Evaluation Functions
How to write evaluation functions for MOAR optimization.
How Evaluation Functions Work
Your evaluation function receives the pipeline output and computes metrics by comparing it to the original dataset. MOAR uses one specific metric from your returned dictionary (specified by metric_key) to optimize for accuracy.
Function Signature
Your function must have exactly this signature:
def evaluate_results(dataset_file_path: str, results_file_path: str) -> Dict[str, Any]:
What You Receive
results_file_path: Path to JSON file containing your pipeline's outputdataset_file_path: Path to JSON file containing the original dataset
What You Return
A dictionary with numeric metrics. The key specified in optimizer_config.metric_key will be used as the accuracy metric for optimization.
Using Original Input Data
Pipeline output includes the original input data. For example, if your dataset has a src attribute, it will be available in the output. You can use this directly for comparison without loading the dataset file separately.
Basic Example
import json
from typing import Any, Dict
from docetl.utils_evaluation import register_eval
@register_eval
def evaluate_results(dataset_file_path: str, results_file_path: str) -> Dict[str, Any]:
# Load pipeline output
with open(results_file_path, 'r') as f:
output = json.load(f)
total_correct = 0
for result in output:
# For example, if your dataset has a 'src' attribute, it's available in the output
original_text = result.get("src", "").lower()

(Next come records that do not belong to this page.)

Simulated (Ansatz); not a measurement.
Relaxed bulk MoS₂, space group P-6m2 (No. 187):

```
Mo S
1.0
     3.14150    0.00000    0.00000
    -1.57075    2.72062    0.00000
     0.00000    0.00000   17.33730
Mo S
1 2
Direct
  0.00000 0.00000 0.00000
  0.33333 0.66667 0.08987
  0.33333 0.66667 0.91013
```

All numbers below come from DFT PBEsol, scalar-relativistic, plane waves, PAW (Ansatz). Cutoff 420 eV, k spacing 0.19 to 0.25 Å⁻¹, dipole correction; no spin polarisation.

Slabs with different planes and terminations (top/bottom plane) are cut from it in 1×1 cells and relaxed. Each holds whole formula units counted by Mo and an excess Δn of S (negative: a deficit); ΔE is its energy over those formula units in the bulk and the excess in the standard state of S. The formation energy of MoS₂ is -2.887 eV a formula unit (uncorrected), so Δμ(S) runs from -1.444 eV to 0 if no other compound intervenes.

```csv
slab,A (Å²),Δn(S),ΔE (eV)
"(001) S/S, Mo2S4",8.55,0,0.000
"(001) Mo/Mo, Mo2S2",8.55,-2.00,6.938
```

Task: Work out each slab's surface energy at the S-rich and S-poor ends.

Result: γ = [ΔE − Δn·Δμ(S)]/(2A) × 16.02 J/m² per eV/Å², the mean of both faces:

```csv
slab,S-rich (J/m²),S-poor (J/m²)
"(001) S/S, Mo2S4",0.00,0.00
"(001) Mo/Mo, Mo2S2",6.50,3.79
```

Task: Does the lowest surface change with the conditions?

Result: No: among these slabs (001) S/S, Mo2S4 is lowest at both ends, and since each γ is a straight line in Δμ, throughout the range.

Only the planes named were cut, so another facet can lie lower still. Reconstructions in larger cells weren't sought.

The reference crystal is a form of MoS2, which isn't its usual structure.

# Replace "your_extraction_key" with the actual key from your pipeline output
extracted_items = result.get("your_extraction_key", [])
# Check if extracted items appear in original text
for item in extracted_items:
if str(item).lower() in original_text:
total_correct += 1
return {
"extraction_score": total_correct, # This key is used if metric_key="extraction_score"
"total_extracted": sum(len(r.get("your_extraction_key", [])) for r in output),
}
Requirements
Critical Requirements
- The function must be decorated with
@docetl.register_eval - It must take exactly two arguments:
dataset_file_pathandresults_file_path - It must return a dictionary with numeric metrics
- The
metric_keyin youroptimizer_configmust match one of the keys in this dictionary - Only one function per file can be decorated with
@register_eval
Performance Considerations
Keep It Fast
Your evaluation function will be called many times during optimization. Make sure it's efficient:
- Avoid expensive computations
- Cache results if possible
- Keep the function simple and fast
Common Evaluation Patterns
Pattern 1: Extraction Verification with Recall
Check if extracted items appear in the document text and compute recall:
@register_eval
def evaluate_results(dataset_file_path: str, results_file_path: str) -> Dict[str, Any]:
with open(results_file_path, 'r') as f:
output = json.load(f)
# For example, if your dataset has a 'src' attribute, it's available in the output
total_correct = 0
total_extracted = 0
total_expected = 0
for result in output:
# Replace "src" with the actual key from your dataset
original_text = result.get("src", "").lower()
extracted_items = result.get("your_extraction_key", []) # Replace with your key
# Count correct extractions (items that appear in text)
for item in extracted_items:
total_extracted += 1
if str(item).lower() in original_text:
total_correct += 1
# Count expected items (if you have ground truth)
# total_expected += len(expected_items)
precision = total_correct / total_extracted if total_extracted > 0 else 0.0
recall = total_correct / total_expected if total_expected > 0 else 0.0
return {
"extraction_score": total_correct, # Use this as metric_key
"precision": precision,
"recall": recall,
}
Pattern 2: Comparing Against Ground Truth
Load ground truth from the dataset file and compare:
@register_eval
def evaluate_results(dataset_file_path: str, results_file_path: str) -> Dict[str, Any]:
with open(results_file_path, 'r') as f:
predictions = json.load(f)
with open(dataset_file_path, 'r') as f:
ground_truth = json.load(f)
# Compare predictions with ground truth
# Adjust keys based on your data structure
correct = 0
total = len(predictions)
for pred, truth in zip(predictions, ground_truth):
# Example: compare classification labels
if pred.get("predicted_label") == truth.get("true_label"):
correct += 1
return {
"accuracy": correct / total if total > 0 else 0.0,
"correct": correct,
"total": total,
}
Pattern 3: External Evaluation (File or API)
Load additional data or call an API for evaluation:
import requests
from pathlib import Path
@register_eval
def evaluate_results(dataset_file_path: str, results_file_path: str) -> Dict[str, Any]:
with open(results_file_path, 'r') as f:
output = json.load(f)
# Option A: Load ground truth from a separate file
ground_truth_path = Path(dataset_file_path).parent / "ground_truth.json"
with open(ground_truth_path, 'r') as f:
ground_truth = json.load(f)
# Option B: Call an API for evaluation
# response = requests.post("https://api.example.com/evaluate", json=output)
# api_score = response.json()["score"]
# Evaluate using ground truth
scores = []
for result, truth in zip(output, ground_truth):
# Your evaluation logic here
score = compute_score(result, truth)
scores.append(score)
return {
"average_score": sum(scores) / len(scores) if scores else 0.0,
"scores": scores,
}
Testing Your Function
Test Before Running
Test your evaluation function independently before running MOAR:
result = evaluate_results("dataset.json", "results.json")
print(result) # Check that your metric_key is present
This helps catch errors early and ensures your function works correctly.